According to J.D. Power, Jaguar and Buick have the best service in the industry.

Jaguar has vaulted to the top of J.D. Power & Associates' latest U.S. Customer Service Index Study.

J.D. Power's annual CSI study ranks most luxury and mass-market brands based on satisfaction with service at a franchised dealer facility. The study is based on a 1,000 point scale, with a higher score reflecting a higher level of satisfaction. The study is limited to owners and lessees of 1- to 5-year old vehicles.

After all the numbers were crunched, Jaguar came out on top of the luxury category with an overall score of 877. Last year Jaguar ranked below the industry average with a score of 853.

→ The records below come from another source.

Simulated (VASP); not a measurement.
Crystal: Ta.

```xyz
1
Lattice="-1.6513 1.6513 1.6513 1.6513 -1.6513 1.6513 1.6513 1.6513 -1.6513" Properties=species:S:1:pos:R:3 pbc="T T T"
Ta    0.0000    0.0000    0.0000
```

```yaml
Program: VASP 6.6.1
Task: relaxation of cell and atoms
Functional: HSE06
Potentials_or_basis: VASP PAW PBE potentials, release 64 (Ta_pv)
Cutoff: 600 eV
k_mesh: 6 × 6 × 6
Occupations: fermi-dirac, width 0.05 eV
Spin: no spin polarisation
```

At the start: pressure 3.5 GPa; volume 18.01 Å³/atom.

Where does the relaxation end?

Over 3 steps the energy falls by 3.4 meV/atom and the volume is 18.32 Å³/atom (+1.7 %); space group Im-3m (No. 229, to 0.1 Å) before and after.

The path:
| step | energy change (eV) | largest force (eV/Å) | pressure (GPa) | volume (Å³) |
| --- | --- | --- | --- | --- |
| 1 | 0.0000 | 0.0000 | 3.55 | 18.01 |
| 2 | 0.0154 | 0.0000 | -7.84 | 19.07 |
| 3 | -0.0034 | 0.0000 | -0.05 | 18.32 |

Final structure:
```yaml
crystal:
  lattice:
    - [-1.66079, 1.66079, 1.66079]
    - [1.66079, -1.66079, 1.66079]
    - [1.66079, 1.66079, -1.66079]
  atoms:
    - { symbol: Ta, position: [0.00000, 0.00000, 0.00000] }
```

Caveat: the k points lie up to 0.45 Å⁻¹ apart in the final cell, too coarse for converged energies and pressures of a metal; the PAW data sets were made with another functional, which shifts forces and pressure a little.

Lexus, meanwhile, maintained its second-place position last year with a score of 870. Audi (865), Lincoln (861) and Cadillac (858) rounded out the top five. Somewhat ironically, Land Rover, a sister company to Jaguar, finished dead last in the study's luxury category with a score of 823.

For the second consecutive year, General Motors' Buick brand topped the CSI study for mass market brands with a score of 836. The top five brands in the study actually carried over unchanged from last year, although there was some jostling of positions. When the dust settled, MINI finished in the second spot (834), followed by Volkswagen (818), GMC (811) and Chevrolet (807).

Although General Motors fared well in the mass market part of the study, cross-town rivals Ford and Fiat Chrysler Automobiles struggled mightily. The Ford brand finished in 15th place with 776 points, trailing the mass market brand average of 792. FCA's Chrysler, Fiat, Ram, Dodge and Jeep represented the bottom of the barrel with scores of 775, 762, 756, 749 and 740, respectively.

Interestingly, the study found that recall-related repairs made up about 16 percent of all reported trips to the dealer, representing a high watermark for the study. However, automakers are handling those recall repairs much better than in years past, with satisfaction scores averaging 789 points, up from 777 points in 2014. In fact, satisfactions scores for recall repairs averaged 8 points higher than regular repair visits.

"Even though recalls can create a large influx of customers into the service department and really strain capacity, automakers are better prepared to handle recalls than they were a few years ago,” said Chris Sutton, vice president, U.S. automotive retail practice at J.D. Power. "Manufacturers have shown that it is possible to turn a potential negative into a positive when it comes to recalls if they're done in a way that doesn't inconvenience the customer.”